Dick Tingler’s parents must’ve been…idk if they had an absurd sense of humor or were just mean.
How anyone came to the idea that “Dick,” makes sense as a shortened form of “Richard” has never made sense to me.
We had a dentist where I trained named Richard Head. Yup, went by “Dick.” Cluelessly, I might add. Knew another guy named Richard Burns. Again, went by Dick. I have to suspect that “dick” as slang for penis is relatively recent? I mean, see all the 1930’s noir “private dick” movies?
My wife’s name is Karen. She is an amazing human being, and does a lot of good in the world. I’m sure that she knows that she’s not “a” Karen, but it still hurts her every time someone uses that name in this way.
Then she’s not a “karen” and doesn’t have to worry about being lumped into that group. I also have an aunt who is a Karen, and is an outstanding human. No one accuses her of being shitty just because of her name. It’s about someone’s actions, not someone’s name.
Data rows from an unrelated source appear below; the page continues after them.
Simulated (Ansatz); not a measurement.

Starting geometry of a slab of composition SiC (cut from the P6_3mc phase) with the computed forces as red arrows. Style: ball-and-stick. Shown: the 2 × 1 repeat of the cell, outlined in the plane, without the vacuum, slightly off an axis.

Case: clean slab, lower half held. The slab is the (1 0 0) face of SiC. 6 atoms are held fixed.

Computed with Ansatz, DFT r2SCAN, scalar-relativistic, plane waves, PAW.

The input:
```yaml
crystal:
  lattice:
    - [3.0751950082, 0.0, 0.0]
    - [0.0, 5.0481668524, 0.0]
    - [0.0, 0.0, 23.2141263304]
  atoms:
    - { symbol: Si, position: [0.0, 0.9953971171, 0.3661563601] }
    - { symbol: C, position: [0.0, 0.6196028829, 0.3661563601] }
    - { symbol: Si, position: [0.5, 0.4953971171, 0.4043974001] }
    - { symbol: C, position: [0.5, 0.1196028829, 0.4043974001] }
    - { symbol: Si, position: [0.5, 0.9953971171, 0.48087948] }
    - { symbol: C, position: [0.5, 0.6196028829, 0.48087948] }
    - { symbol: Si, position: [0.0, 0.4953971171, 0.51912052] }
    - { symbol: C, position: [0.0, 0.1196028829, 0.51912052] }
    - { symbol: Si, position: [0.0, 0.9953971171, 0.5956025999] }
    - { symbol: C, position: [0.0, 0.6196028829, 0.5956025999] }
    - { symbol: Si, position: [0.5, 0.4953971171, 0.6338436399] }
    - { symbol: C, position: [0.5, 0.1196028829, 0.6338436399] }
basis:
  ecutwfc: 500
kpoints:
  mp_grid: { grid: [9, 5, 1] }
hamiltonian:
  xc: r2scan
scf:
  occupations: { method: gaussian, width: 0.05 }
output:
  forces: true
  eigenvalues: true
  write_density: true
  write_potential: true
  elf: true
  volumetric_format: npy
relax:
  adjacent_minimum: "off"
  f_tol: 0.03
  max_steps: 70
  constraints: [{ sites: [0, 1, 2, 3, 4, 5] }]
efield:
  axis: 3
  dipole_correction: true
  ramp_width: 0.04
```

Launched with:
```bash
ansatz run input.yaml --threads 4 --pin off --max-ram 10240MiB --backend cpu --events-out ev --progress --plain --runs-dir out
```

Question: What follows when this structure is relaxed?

So, by “hurts her” you mean it “hurts her feelings,” right? That’s the part I’m trying to get at.
I’m not neglecting your wife’s hurt feelings, but saying people are “hurt” by something has a huuuuge range of meanings.
As someone who has a very common first name I long ago disassociated the use of that name with myself unless it’s in a context referencing me. I hear my name a lot. There was a second person with my name, if not 3 (or 4 in 2nd grade) in every class in school. There are 2 others at my office of 50 people. I really dislike one of them, actually. I would encourage your wife to attempt to engage in that same disassociation.
If the pain of hearing her name used occasionally to reference bad people who are nothing like her is so singular in her life that it registers acutely, perhaps she could concentrate on what a lucky and privileged life she’s been given.
Does it hurt her as much as a billy club to the face, a boot the neck, or a bullet in one’s back?
Does it hurt as much as living with the knowledge that one has less rights just because of the color of one’s skin?
Does it hurt as much as every news story telling me yet another POC has been shot and or killed by the police; because once again, some nosy-ass power-trippin’ busybody actively decided to weaponize LEOs’ already egregious propensity for lethal violence?
By all means, please do enlighten me as to how terrible “the pain” really is…
We spend a lot of time here telling people that there isn’t only one issue to focus on at any moment, that there isn’t any need to play oppression Olympics, that pain is valid. Of course feeling upset that your name has been linked to an unpleasant stereotype isn’t the same as those examples. Nonetheless, telling people that they don’t get be upset by something because you think it’s trivial sounds an awful lot like saying “fuck your feelings”. Being upset about something on the personal level doesn’t diminish your ability to feel upset about societal issues, or to work on them.
In fact, I would guess that it amounts to a kind of micro aggression, because people *will * have that image run through their minds when they hear your name, even if they don’t really think you’re like that.
I do know that this is a relatively silly thing to be bothered about, but it still does bother me. Maybe it’s on the same scale as actually caring about sports.
In the interest of not getting myself flagged, I’ll just reiterate what I have already said countless times before, and I’ll keep repeating it until POC stop being oppressed and killed:
Maybe if I repeat myself often enough and loudly enough, the message might finally sink in…
Yep, that’s totally on par with hundreds of years of White supremacy, institutionalized racism, stochastic terrorism, and everlasting oppression and exploitation.
Nah, I think not. Pretty much anyone can separate a meme about Karens from say, being introduced to a person named Karen.
To call this a microaggression trivializes an entire, and extremely valid and insightul way of identifying damage wrought by the ongoing reality of, you know, actually damaging stereotypes.
The problem with that is, from what I’ve observed, there’s an inverse relationship between how loud someone named Karen complains about the use of the label for women who weaponize their whiteness and actions to make a tangible improvement in the lives of Black people in America.
It comes off as a verse of Weird Al’s Why Does This Happen To Me:
I just get depressed about the “you can have basic human rights when every white woman born in forever can expect to never be teased about anything and not a moment before” because the short way of saying that is “never.”
Also saying this as some one who spent most of her childhood getting made fun of for my name and it’s not even a meme… Just kind of an ugly/memorable name and people are like that.
Frankly, it rather pisses me off that a certain sect of folks actually seem to believe that people of privilege being indirectly taunted or teased is somehow anywhere near equivalent to the real and ongoing persecution that BIPOC have suffered since time out of mind…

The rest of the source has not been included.